The Amazon, South America
My first trip to South America was from June until September of 2016. During that time, I visited the Amazon Basin, exploring the famous Amazon River and Amazon Rainforest. As you may know, the Amazon Rainforest is the largest and most eco diverse tropical rainforest on the planet.
As a little girl I’d dreamed of this, inspired in equal parts by my mother’s encouragement that geography was fun, and from reading Eva Ibbotson’s story Journey to the River Sea. Whenever I talked about my intention to visit, friends, family and fellow travelers would all tell me how it was the “trip of a lifetime” and a “once in a lifetime” experience. So I set out to explore. In a tropical rainforest with more plants, animals and ecology than any other, spanning 9 countries and 2.1 million square miles!
Upon arrival, there are two things that hit me with immediate intensity. The colour and the humidity. The green as we flew into Leticia, Colombia, the unofficial “capital” of the Amazon, was initially masked by heavy clouds. Upon descent, however, the bright colour of the canopy stretching out in every direction as far as the eye could see was incredible if not a little surreal.
Where to Stay
Based in the Decameron Resort, my stay was not by any means typical of the living arrangements that are a reality for the vast majority of the local and indigenous people. The hotel was beautiful, secure and full of luxury conveniences that many European hotels wouldn’t have thought of. I cannot recommend the Decameron Decalodge Ticuna highly enough.
Exploring The Amazon
The Amazon is an eco tourist’s dream. Full of incredible opportunities to nurture your inner geography geek, and delight your inner thrill seeker, I was spoiled for choice of what to do at every turn.
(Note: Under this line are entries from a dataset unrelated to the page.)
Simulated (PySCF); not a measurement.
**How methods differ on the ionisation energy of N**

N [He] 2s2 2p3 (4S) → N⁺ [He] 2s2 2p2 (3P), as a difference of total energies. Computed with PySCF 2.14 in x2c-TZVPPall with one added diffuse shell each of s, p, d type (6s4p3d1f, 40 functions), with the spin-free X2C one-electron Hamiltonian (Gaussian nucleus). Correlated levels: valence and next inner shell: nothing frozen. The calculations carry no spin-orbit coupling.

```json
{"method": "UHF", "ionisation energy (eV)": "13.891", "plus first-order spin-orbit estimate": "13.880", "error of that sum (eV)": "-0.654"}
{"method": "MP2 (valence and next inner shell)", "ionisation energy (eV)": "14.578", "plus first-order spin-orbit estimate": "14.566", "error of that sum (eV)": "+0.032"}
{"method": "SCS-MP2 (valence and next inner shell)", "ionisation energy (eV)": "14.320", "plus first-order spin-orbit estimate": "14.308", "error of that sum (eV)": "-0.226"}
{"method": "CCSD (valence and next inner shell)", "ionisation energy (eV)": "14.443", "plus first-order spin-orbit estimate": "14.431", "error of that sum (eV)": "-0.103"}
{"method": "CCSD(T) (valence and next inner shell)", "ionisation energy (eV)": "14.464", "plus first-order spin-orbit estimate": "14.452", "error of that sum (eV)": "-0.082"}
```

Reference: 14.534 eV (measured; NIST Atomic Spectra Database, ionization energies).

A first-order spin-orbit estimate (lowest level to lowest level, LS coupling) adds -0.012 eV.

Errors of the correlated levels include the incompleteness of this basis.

From a boat trip to look at the rare and notoriously elusive pink dolphins, which I saw for only a second, to Isla de los Micos, an island populated by the most adorable and friendly monkeys, to a parrot reserve hidden away, there are many inspirational projects looking after and trying to preserve the indigenous wildlife.
For those looking for a little more educational trip, Mundo Amazonico in Colombia and Reserva Marasha in Peru are beautiful and relatively easily accessible nature reserves where scientists and local guides will teach you about the conservation plans and projects being actioned locally.
For quieter days, there is a free museum of indigenous culture, and talks by indigenous Shaman who tell tales of legends, religion and a pre-colonised world where the river was ruled by a Moon Goddess and a man made from the parts of the powerful beasts who roam the Rainforest, and comical to my eyes. And for the best insight, simply talk to the locals. They are friendly, welcoming and knowledgeable people, and the local artisan craftsmanship of souvenirs, trinkets and gifts is hugely impressive.
Kayaking & Hiking
If you’re into swimming or kayaking, this is a brilliant way to see untouched parts of the rainforest and rivers. I kayaked from Colombia to Peru, and it was one of the most breathtakingly beautiful and magical things I’ve ever done.
Hiking through the rainforest brings its own charms and terrors. If you don’t like creepy crawlies, you’re probably in the wrong place as you’ll find yourself covered in ants, spiders and all manner of insect friends. That being said, some of them are stunningly beautiful such as the butterflies.
Exploring by Foot
The abundance of life, sound and colour are beyond what I could have comprehended before my visit. Everything is moving and breathing and the cocktail of human, wild and jungle life combines in a stunning kaleidoscope that leaves you dazed.
Whilst the tours by boat, foot, and kayak were all incredible, some of the hidden gems I managed to find can be reached by foot from Leticia.
Minutes away from my hotel, I was able to witness hundreds of thousands of parakeets flying in formation to settle for the night. Set against a stunning sunset, it was unforgettable.
Hidden behind the wide main roads is hidden Leticia, bustling and full of the local people who work tirelessly to keep the town thriving and catering to the tourism industry. A stark contrast from the sprawling comforts of my resort, the local neighbourhoods strongly demonstrated the harsh realities of life for the town’s residents.
Life in Leticia
I met a trio of small children struggling with a 20-litre barrel of water they were taking home. The tap water is unsafe to drink, and for many running water is an unaffordable luxury. The eldest was just 6 and full of pride that he wasn’t going to let his tiny sister, or me for that matter, help him. That’s what stayed with me about the people in Leticia, life is incredibly hard, but they carry on in a way that makes all of my Westernised 1st World problems look laughably trivial.
Saying Goodbye…For Now!
As I was leaving, I was suddenly hit by the words of my friends and family back at home. That this was a “once in a lifetime” trip. I decided that wouldn’t be the case. There are still so many things that I haven’t had the chance to do there, and so many of the Amazon’s beautiful creatures that eluded me the first time.
I’ve already made a mental list of the creatures I want to look at and the histories and stories I want to hear again. I saw the Piranhas and the Spider Monkeys and so many others, but I still want to see the Jaguars and the Golden Lion Tamarins and everything else that’s humanly possible.
But until then, my journey to the River Sea has been the most wonderful experience, and one that I’m so grateful to have been able to take. I can’t recommend a visit enough.